The campaign’s first week will shine a spotlight on the problems of women in poverty.

The Poor People's Campaign's first week of nonviolent moral direct actions shine a spotlight on the problems of women in poverty.

The Poor People’s Campaign: A National Call for Moral Revival began six weeks of actions on May 13 in more than 30 state capitals. Each week will have a different theme, with the first week dedicated to raising up “Children, Women, and People with Disabilities in Poverty.”

In a recent interview, Rev. Liz Theoharis explained that when she and fellow campaign co-chair Rev. William Barber II first began developing this initiative, they mapped out the poorest communities in the United States. “Our research revealed that the states with the highest overall poverty rates also had the worst voter suppression and the highest number of women and children in need,” she said.

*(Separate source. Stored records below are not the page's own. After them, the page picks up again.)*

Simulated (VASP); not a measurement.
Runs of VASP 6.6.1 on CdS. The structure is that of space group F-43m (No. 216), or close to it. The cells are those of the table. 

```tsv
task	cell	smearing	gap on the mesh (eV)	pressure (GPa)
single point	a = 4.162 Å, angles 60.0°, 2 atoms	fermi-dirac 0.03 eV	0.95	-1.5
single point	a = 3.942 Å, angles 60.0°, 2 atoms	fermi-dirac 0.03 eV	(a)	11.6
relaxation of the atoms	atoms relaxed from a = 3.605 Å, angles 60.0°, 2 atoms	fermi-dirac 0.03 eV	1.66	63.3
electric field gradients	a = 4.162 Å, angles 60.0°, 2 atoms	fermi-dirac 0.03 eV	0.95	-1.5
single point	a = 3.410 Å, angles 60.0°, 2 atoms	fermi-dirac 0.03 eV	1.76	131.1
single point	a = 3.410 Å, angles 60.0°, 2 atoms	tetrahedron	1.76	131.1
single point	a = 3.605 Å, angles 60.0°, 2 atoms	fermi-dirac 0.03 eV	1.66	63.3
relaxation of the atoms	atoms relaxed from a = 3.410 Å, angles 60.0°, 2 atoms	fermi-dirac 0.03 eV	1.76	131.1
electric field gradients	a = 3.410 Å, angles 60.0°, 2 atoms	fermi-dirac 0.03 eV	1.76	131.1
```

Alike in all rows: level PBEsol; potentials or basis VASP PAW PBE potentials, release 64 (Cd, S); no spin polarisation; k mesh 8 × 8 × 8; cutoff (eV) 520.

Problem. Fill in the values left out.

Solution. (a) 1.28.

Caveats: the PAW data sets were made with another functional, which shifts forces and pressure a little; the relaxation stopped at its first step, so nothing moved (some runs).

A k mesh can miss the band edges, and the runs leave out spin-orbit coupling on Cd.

The campaign teamed up with the Institute for Policy Studies to conduct an extensive audit of key indicators since Dr. Martin Luther King and other leaders launched the original Poor People’s Campaign in 1968. The report, organized around the themes of poverty, systemic racism, militarism, and ecological destruction, integrates issues related to gender justice throughout. Here are five charts which show that while poverty affects all demographic groups in the United States, women (especially women of color) and transgender individuals are particularly hard hit.

Even though women’s share of the workforce has increased dramatically, the gender poverty gap is even wider today than during the 1968 Poor People’s Campaign. Back then, 10.8 percent of women aged 18-64 (representing 6.1 million women) and 7.2 percent of men (3.7 million) in this age group were below the poverty line. In 2016, 13.4 percent of women in this age group (representing 13.4 million women) were living below the poverty rate, compared to 9.7 percent of adult men (9.4 million men). The poverty threshold for a single person in 2016 was $11,880 in annual income.

Households led by single women with children had a poverty rate of 35.6 percent in 2016 — more than twice the 17.3 percent rate for households led by single men with children, according to the National Women’s Law Center. Poverty is a particularly acute problem for women of color, affecting 21.4 percent of Black women, 18.7 percent of Latinas, and 22.8 percent of Native American women, compared to the national poverty rate of 12.7 percent.

Transgender Americans experience poverty at a rate double that of the general population, with transgender people of color experiencing even higher rates. The National Center for Transgender Equality found that 43 percent of Latino, 41 percent of Native American, 40 percent of multiracial, and 38 percent of Black transgender respondents lived in poverty in 2015. Thirty percent of respondents reported being homeless at least once in their lifetimes.

Women’s higher poverty rate is related in part to the country’s persistent gender pay gap. In 2016, white women’s average earnings were just 77 percent of white men’s average earnings and Asian women made just slightly more than 80 percent of Asian men’s pay. The gender gaps are narrower within Black, Native American, and Latino groups — not because women in these racial groups have made faster progress towards equity but because average pay for men in these groups falls far below that of white and Asian men.

American women earn less than men, on average, in all industries. The largest pay gaps are in management positions, where men made $88,000 on average in 2016, compared to just $55,000 for women. The smallest gap is in the construction sector, but women make up only 9 percent of workers in this industry.

Part of the explanation for the gender pay gap is that women are overrepresented in low-wage jobs while they are underrepresented in high-paying positions. For example, women make up 63 percent of US workers making the federal minimum wage or less per hour while they represent only 5 percent of CEOs at Fortune 500 firms. The US Congress has not passed a raise in the minimum wage for more than a decade.

These are just a handful of indicators of the structural sexism that persists in America, despite the tremendous gains women have made in many areas since the 1968 Poor People’s Campaign. And as if these numbers weren’t reason enough to protest, House Republicans have just added to the campaign’s urgency. Their recently proposed Farm Bill would reduce or eliminate SNAP food assistance for 2 million people, more than 60 percent of whom are women.